There are 7 continents. There are 195 countries. There are 7.125 billion people in this world. It is estimated that in my lifetime I will interact with around 90,000 of those people (and that is being generous!).
That is only 0.001% of people! All these different lives happening at the same time as mine and we will never exist to the other. It is simply stunning. There are roughly 6,500 different languages in the world, and in my lifetime, I will never see or even hear many of them. There are different cultures, foods, and landscapes that I will never experience. I just don't have the time. It sounds crazy, but 80 years or so is simply too short. We say to people, "One day I'm going to see the world." or even "I love to travel!" when we've barely traveled. I say these things. I want to live a crazy, adventurous life and a solid, settled down one at the same time. I want to see the amazing things in this world, but I also want to see the bad parts. I want a better understanding of other people's life experiences. While I want to climb mountains and cross oceans just like the rest of us, I know it is not all possibly. I can try, but it is not. Life gets in the way! My other dreams (like for my career or for my family) do not match up with constant travel. There are too many sunsets and cities and people. There are so many things I have never done, and may never get around to do. It's not a small world after all, it's a big world! During this realization that I cannot experience the world, I stumbled upon my new favorite word.
Onism - n. the frustration of being stuck in just one body, that inhabits only one place at a time, which is like standing in front of the departures screen at an airport, flickering over with strange place names like other people's passwords, each representing one more thing you'll never get to see before you die-and all because, as the arrow on the map helpfully points out, you are here.
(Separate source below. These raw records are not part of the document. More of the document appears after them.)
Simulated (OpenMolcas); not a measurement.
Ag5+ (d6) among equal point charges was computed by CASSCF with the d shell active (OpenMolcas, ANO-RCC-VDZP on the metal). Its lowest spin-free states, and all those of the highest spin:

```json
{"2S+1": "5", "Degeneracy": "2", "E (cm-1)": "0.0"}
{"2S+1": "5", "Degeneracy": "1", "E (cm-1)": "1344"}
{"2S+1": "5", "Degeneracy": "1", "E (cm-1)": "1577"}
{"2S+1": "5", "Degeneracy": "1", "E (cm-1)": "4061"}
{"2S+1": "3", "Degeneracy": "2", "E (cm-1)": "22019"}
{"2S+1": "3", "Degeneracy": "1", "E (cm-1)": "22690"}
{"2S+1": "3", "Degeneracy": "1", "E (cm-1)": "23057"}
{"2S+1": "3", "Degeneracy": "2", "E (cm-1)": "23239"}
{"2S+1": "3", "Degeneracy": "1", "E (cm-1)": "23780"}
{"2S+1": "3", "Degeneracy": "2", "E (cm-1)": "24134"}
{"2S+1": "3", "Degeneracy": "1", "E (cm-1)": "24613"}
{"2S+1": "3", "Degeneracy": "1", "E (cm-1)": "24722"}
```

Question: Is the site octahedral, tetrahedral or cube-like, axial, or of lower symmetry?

Onism is "all the billions doors you had to close, to take one single step forward." It's our alternate realities that are no more than a shimmer of imagination. Our lives exist uniquely because of the choices we've made and the roads we've taken.
I am not pessimistic about this fate though. My life is not like yours, and that is something I should be thankful for. You should be too. We all experience life differently. Each sees different things and different people. Our individuality is a luxury easily forgotten. How we spend our lives is our choice, to an extent. I may never see the same horizon you do, or I may see the same one every day. The point is, we cannot experience the entire world, but no one else will have our experiences. I have my slice of heaven, and you have yours. It's a short life... what will you do with it?